The Linux Kernel Mailing List
 help / color / mirror / Atom feed
* [PATCH] mm/slub: hold cpus_read_lock around flush_rcu_sheaves_on_cache()
@ 2026-05-08  8:21 Qing Wang
  2026-05-12  2:56 ` Harry Yoo (Oracle)
  0 siblings, 1 reply; 4+ messages in thread
From: Qing Wang @ 2026-05-08  8:21 UTC (permalink / raw)
  To: Vlastimil Babka, Harry Yoo, Andrew Morton, Hao Li,
	Christoph Lameter, David Rientjes, Roman Gushchin
  Cc: linux-mm, linux-kernel, Qing Wang

flush_rcu_sheaves_on_cache() calls queue_work_on() in a
for_each_online_cpu() loop, which requires the cpu to stay online.
But cpus_read_lock() is not held in kvfree_rcu_barrier_on_cache().

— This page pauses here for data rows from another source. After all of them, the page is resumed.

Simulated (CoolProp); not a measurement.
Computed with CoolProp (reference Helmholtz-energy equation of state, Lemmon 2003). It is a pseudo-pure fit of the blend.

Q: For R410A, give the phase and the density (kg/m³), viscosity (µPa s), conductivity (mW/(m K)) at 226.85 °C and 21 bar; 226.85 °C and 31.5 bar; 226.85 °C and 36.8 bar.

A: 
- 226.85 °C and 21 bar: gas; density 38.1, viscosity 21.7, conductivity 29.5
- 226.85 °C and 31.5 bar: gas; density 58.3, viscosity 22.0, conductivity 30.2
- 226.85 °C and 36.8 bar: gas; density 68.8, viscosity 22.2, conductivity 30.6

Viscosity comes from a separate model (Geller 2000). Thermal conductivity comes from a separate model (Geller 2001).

There are two paths that call flush_rcu_sheaves_on_cache():

  // has cpus_read_lock()
  flush_all_rcu_sheaves()
    -> flush_rcu_sheaves_on_cache()

  // no cpus_read_lock()
  kvfree_rcu_barrier_on_cache()
    -> flush_rcu_sheaves_on_cache()

Fix this by holding cpus_read_lock() in kvfree_rcu_barrier_on_cache().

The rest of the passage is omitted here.